Hair Rodriguez-Molinero v. Loretta E. Lynch
808 F.3d 1134
| 7th Cir. | 2015Background
- Rodriguez-Molinero, a Mexican citizen and long-term U.S. lawful permanent resident, was convicted of federal drug-trafficking crimes and is subject to removal to Mexico as an aggravated felon.
- He previously bought meth from members of the Zetas cartel in Mexico; in 2006 Mexican police tortured him at the direction of a Zetas member known as Jose to test his loyalty.
- He owes the cartel roughly $30,000 for drugs bought on credit, reported Zetas activities to the FBI/DEA after returning to the U.S., and is therefore identified by the cartel as an informant and debtor.

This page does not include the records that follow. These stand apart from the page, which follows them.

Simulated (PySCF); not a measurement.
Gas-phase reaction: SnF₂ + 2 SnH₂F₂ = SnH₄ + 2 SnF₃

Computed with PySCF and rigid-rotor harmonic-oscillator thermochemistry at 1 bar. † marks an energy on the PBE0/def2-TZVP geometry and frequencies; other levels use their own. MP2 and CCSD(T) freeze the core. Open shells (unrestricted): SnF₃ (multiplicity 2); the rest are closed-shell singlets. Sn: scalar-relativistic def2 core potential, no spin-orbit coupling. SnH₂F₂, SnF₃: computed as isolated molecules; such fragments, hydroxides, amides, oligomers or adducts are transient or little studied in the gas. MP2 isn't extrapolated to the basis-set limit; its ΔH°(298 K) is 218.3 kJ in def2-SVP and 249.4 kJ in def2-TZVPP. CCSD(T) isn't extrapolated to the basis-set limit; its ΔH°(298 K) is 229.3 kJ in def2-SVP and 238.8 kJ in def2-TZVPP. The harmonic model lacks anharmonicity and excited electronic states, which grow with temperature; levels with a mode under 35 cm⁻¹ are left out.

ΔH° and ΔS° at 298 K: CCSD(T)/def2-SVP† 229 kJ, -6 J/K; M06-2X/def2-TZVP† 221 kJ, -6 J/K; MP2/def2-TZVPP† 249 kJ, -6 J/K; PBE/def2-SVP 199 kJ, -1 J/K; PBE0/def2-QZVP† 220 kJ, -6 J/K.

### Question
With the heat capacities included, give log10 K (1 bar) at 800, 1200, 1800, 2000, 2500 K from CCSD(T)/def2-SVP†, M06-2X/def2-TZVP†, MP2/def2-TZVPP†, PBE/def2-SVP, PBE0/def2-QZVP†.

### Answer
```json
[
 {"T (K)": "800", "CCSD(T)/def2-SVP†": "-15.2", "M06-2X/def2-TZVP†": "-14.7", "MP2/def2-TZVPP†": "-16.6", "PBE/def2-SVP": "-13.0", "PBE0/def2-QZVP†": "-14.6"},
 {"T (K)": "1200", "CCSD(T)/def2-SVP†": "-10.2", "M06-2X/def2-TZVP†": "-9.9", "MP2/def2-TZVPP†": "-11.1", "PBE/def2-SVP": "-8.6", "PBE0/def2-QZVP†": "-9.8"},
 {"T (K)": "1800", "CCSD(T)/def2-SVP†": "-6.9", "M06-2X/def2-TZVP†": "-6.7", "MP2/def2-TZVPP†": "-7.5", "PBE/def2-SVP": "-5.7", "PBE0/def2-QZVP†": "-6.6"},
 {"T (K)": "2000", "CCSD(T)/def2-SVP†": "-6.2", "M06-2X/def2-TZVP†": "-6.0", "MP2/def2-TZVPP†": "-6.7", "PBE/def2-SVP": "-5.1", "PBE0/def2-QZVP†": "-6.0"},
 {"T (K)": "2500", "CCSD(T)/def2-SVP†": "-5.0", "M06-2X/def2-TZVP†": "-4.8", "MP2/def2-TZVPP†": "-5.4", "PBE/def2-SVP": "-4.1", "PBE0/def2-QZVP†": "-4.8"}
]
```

- Expert evidence (credited by the immigration judge) described widespread Zetas brutality, cartel reach into police and local government, and pervasive corruption that undermines protection by Mexican authorities.
- After Rodriguez-Molinero’s return to the U.S., the Zetas kidnapped and murdered his great-uncle while seeking information about him; family members continue to receive threats.
- The immigration judge denied deferral of removal under the Convention Against Torture (CAT), and the Board of Immigration Appeals affirmed; the Seventh Circuit granted review and remanded for proper consideration.
Issues
| Issue | Plaintiff's Argument | Defendant's Argument | Held |
|---|---|---|---|
| Whether petitioner faces a substantial risk of torture if removed to Mexico | Rodriguez-Molinero: past torture, debt, informant status, ongoing threats, and cartel reach create substantial grounds to fear torture or death | Government: immigration judge found petitioner failed to show likely torture or government acquiescence; no contrary evidence presented | Court: petitioner showed substantial risk given past torture, threats, and expert country conditions evidence; remand required |
| Whether torture must be inflicted or acquiesced to by the Mexican national government (vs. local officials) | Rodriguez-Molinero: CAT/regulations cover torture by public officials or those acting in official capacity, including police; acquiescence can be by local officials | Government/Board: required broader governmental acquiescence or implicated only federal government | Held: error to require acquiescence by national government; local police participation or acquiescence suffices under CAT/regulation |
| Whether past torture by police satisfies CAT without separate showing of government acquiescence | Rodriguez-Molinero: past torture by police is torture by public officials, so acquiescence showing is unnecessary | Government: argued need to show acquiescence beyond rogue officers or broader pattern | Held: past torture by public officials is sufficient; petitioner need not show acquiescence by higher-level officials |
| Whether petitioner could relocate safely within Mexico | Rodriguez-Molinero: expert testimony and country conditions show no viable internal relocation | Government: no evidence offered to rebut relocation feasibility | Held: absence of government evidence rebutting expert means relocation not shown to be feasible; remand for proceedings consistent with opinion |
Key Cases Cited
- INS v. Cardoza-Fonseca, 480 U.S. 421 (U.S. 1987) (discusses "more likely than not"/substantial grounds standard)
- Milosevic v. INS, 18 F.3d 366 (7th Cir. 1994) (addressing withholding/"more likely than not" standard)
- Yi-Tu Lian v. Ashcroft, 379 F.3d 457 (7th Cir. 2004) (commentary on translating evidence into probability under CAT)
- N.L.A. v. Holder, 744 F.3d 425 (7th Cir. 2014) (holding local officials' acquiescence can satisfy CAT requirement)
- Madrigal v. Holder, 716 F.3d 499 (9th Cir. 2013) (Zetas-related CAT analysis endorsing acquiescence by state/local officials)
- Avendano-Hernandez v. Lynch, 800 F.3d 1072 (9th Cir. 2015) (past torture by public officials suffices; no separate higher-level acquiescence required)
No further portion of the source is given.